The Ten Greatest Movies - never made!
By Catholic Online (NEWS CONSORTIUM)
3/26/2014 (2 years ago)
Catholic Online (www.catholic.org)
In the world of Hollywood - a designation that applies to all aspects of filmmaking, and not just that most unglamorous stretch of suburb in California - many films go into preproduction and are then abandoned. This is what is known in showbiz as "turnaround" - that is, the movie is dead before it's begun. On the shelves of many studios are some enticing titles that were not to be. Here are the top ten -
Most everyone agrees that Jodorowsky couldn't have done any worse than fellow cinematic visionary David Lynch, who delivered a stillborn, bloated version of the space epic "Dune" in 1984.
LOS ANGELES, CA (Catholic Online) - Topping the list is the adaptation of Frank Herbert's science-fiction classic "Dune" by Mexican visionary Alejandro Jodorowsky. Gathering top-grade artistic talent in 1975, Jodorowsky assembled a series of stunning pre-production sketches that intimidated producers with the sheer cost of bringing his vision to cinematic life. The story behind the proposed film is the subject of the new documentary, Jodorowsky's Dune, now playing in theaters. Most everyone agrees that Jodorowsky couldn't have done any worse than fellow cinematic visionary David Lynch, who delivered a stillborn, bloated version of the space epic in 1984.
Another benighted film project that gathered a lot of steam was a sequel to the 1939 Civil War film classic, Gone with the Wind! In 1975, author Margaret Mitchell's brother authorized a sequel to be jointly produced by MGM and Universal Studios on a budget of $12 million. It was not to be - although the literary "sequel," "Scarlet," was turned into a TV miniseries in 1994.

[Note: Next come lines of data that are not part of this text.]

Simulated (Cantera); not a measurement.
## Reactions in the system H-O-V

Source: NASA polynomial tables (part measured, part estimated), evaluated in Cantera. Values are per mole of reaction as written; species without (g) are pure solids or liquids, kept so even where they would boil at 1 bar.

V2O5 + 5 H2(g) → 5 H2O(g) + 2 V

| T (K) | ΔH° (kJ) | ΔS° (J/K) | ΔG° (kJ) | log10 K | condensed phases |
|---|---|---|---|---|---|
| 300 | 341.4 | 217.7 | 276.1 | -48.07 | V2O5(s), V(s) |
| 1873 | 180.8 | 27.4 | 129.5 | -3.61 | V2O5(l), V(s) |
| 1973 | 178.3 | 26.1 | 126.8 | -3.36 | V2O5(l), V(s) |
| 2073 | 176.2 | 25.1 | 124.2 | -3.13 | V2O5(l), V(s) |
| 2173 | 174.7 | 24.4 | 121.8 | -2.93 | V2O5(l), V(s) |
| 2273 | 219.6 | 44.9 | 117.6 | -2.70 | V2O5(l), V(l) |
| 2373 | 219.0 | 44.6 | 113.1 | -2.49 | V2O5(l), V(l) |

Orson Welles, a genius whose film career was marked with a long series of thwarted and uncompleted movie projects, strived to bring Joseph Conrad's classic novel "Heart of Darkness" to the screen in the 1940s. Preproduction costs soared, and the film was scrapped. The world would have to wait until 1979 for Francis Ford Coppola's Apocalypse Now in order to see Conrad's novel updated to the Vietnam Era. Other projects begun but never finished by Welles include adaptations of "Don Quixote," "The Merchant of Venice" and "The Other Side of the Wind" - four, five and six on our list.
Yet another genius, Stanley Kubrick began work on an adaptation of "The Aryan Papers," about a Jewish family forced to flee Poland with the invasion of the Nazis. Kubrick died in 1999 after finishing Eyes Wide Shut, but test footage from "The Aryan Papers" was on display at a recent exhibition of his film work hosted at the Los Angeles Museum of Art last year.
Dutch director Paul Verhoeven - the maker of great films such as great films such as Robocop (1987) and not so great films such as Showgirls (1995) began a historical epic entitled "The Crusades," with a $150 million budget and Arnold Schwarzenegger as its star. Again, it was not to be - but with the both the recent fortunes of Schwarzenegger and Verhoeven illustrate, maybe it's a good thing.
The world's most famous film director Alfred Hitchcock would know the sting of scrapped projects. Viewing Antonioni's Blow-Up (1966), Hitchcock asked novelist Howard Fast to sketch a treatment about a gay, deformed serial killer. Hitchcock then composed a shot list with over 450 camera positions and shot an hour's worth of experimental color tests. However, MCA/Universal Studios were disgusted by the script and immediately cancelled the project.
These incomplete projects are full of what could have been - but as anyone knows, how a film ultimately turns out is one of conjecture. Many movies began with the best intentions often fail. Our tenth never started feature, is one probably no one was eager to see - a sequel to the John Travolta Scientology sci-fi disaster, Battlefield Earth 2!